Known Limitations

These are the known limits of Celestial. These limits are not part of the concept behind Celestial but rather purely specific to the implementation. Further development may lead to a change in these limits.

Component Limit Reason
Client 1 Satellite simulation requires fast I/O between components
Servers None Hosts peer over the internet and machines are randomly distributed across them. In practice there is no benefit if you use more servers than total nodes in your simulation.
Shells 254 Limited by IP network space calculation.
Satellites per Shell 16,384 Limited by IP network space calculation.
vCPU, Memory, Storage depends on your servers –

Note also that latency between microVMs can only be set to a minimum of the physical RTT of the VMs.

Process and File Handler Limits

Depending on your Linux distribution, you may run into the process or file handler limits when starting many microVMs. This is not a limit of Celestial but rather a limit set in your operating system. On Linux, you can change these security limits in the /etc/security/limits.conf file:

* soft nofile 64000
* hard nofile 64000
root soft nofile 64000
root hard nofile 64000
* soft nproc 64000
* hard nproc 64000
root soft nproc 64000
root hard nproc 64000

This sets both file handler and process limits to 64,000, which should be enough for most use cases.

ARP Cache

To avoid garbage collection in the ARP cache, you may need to resize ARP cache thresholds depending on the number of machines you plan to run.

sudo sysctl -w net.ipv4.neigh.default.gc_thresh1=2048
sudo sysctl -w net.ipv4.neigh.default.gc_thresh2=4096
sudo sysctl -w net.ipv4.neigh.default.gc_thresh3=8192

Randomness

Each Linux machine has sources of randomness on /dev/random and /dev/urandom. If your application depends on randomness (most do, actually: including simple things such as TLS) you will notice that your applications need a long time to start if you have many machines running concurrently. The problem is that the randomness pool is easily depleted with many VMs starting concurrently. In some cases, you will receive a log statement such as [random]: crng init done some few minutes after boot.

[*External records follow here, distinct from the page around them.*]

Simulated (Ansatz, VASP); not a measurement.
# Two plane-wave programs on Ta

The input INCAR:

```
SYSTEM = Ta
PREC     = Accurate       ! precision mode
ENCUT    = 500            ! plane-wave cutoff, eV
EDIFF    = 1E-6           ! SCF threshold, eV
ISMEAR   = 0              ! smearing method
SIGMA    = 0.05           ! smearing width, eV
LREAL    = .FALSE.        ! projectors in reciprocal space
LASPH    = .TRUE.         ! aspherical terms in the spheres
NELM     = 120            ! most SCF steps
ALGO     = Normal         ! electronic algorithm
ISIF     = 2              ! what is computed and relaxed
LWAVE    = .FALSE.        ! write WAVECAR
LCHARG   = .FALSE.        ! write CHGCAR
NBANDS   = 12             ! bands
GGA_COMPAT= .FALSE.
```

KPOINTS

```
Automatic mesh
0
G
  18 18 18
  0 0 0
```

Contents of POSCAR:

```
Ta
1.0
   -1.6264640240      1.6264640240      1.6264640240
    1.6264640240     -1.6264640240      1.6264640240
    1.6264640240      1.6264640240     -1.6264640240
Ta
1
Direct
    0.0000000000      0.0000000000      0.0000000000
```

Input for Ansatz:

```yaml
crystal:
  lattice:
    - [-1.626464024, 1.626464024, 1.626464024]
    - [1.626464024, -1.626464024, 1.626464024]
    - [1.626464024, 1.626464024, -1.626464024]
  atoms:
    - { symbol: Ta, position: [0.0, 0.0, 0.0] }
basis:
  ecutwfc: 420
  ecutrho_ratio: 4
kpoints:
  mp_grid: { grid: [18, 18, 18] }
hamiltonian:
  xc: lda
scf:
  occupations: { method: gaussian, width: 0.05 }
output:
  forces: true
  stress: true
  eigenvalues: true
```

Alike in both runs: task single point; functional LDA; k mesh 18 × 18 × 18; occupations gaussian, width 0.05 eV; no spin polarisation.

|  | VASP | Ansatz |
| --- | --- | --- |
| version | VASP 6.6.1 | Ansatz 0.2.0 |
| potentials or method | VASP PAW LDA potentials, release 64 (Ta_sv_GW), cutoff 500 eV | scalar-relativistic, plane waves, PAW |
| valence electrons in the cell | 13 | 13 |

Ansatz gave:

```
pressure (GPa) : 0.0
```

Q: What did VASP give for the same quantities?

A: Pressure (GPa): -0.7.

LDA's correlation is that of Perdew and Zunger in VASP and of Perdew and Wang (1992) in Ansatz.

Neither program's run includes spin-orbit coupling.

If you do not require cryptographically secure entropy, a good idea is to let your VMs trust the hosts CPU for randomness. This requires a Linux kernel of version >4.19 with the CONFIG_RANDOM_TRUST_CPU option set. You can read more about this issue here and here.

Docker Networking

There may be an issue where having Docker installed on your host machine prevents Firecracker networking to work. Even uninstalling Docker did not help us with this. If you have Docker installed on your host server, find a fresh host server to run Celestial on.

Memory

Celestial suspends microVMs for satellites that move outside the bounding box. Suspending rather than stopping lets Celestial resume (unsuspend) those microVMs seamlessly if a satellite moves back into the bounding box (usually after completing) an orbit. Firecracker suspends processes to memory, i.e., while the process no longer performs any work, any memory pages claimed by the microVM will remain in memory. For longer emulation runs, this can of course clutter your available memory with useless information. It is advisable to enable swapping on your host machines with a sufficiently large swap space. While swapping should normally not be used on servers, this is a different case: For suspended microVMs, your host can simply move the unused memory pages to your hard drive in case of memory pressure. On your host, enable memory swapping like this:

# create an, e.g., 64GB swap file
sudo fallocate -l 64G /swapfile
# set permissions
sudo chmod 600 /swapfile
# make this file a swapping area
sudo mkswap /swapfile
# enable swapping
sudo swapon /swapfile

These settings do not persist across reboots.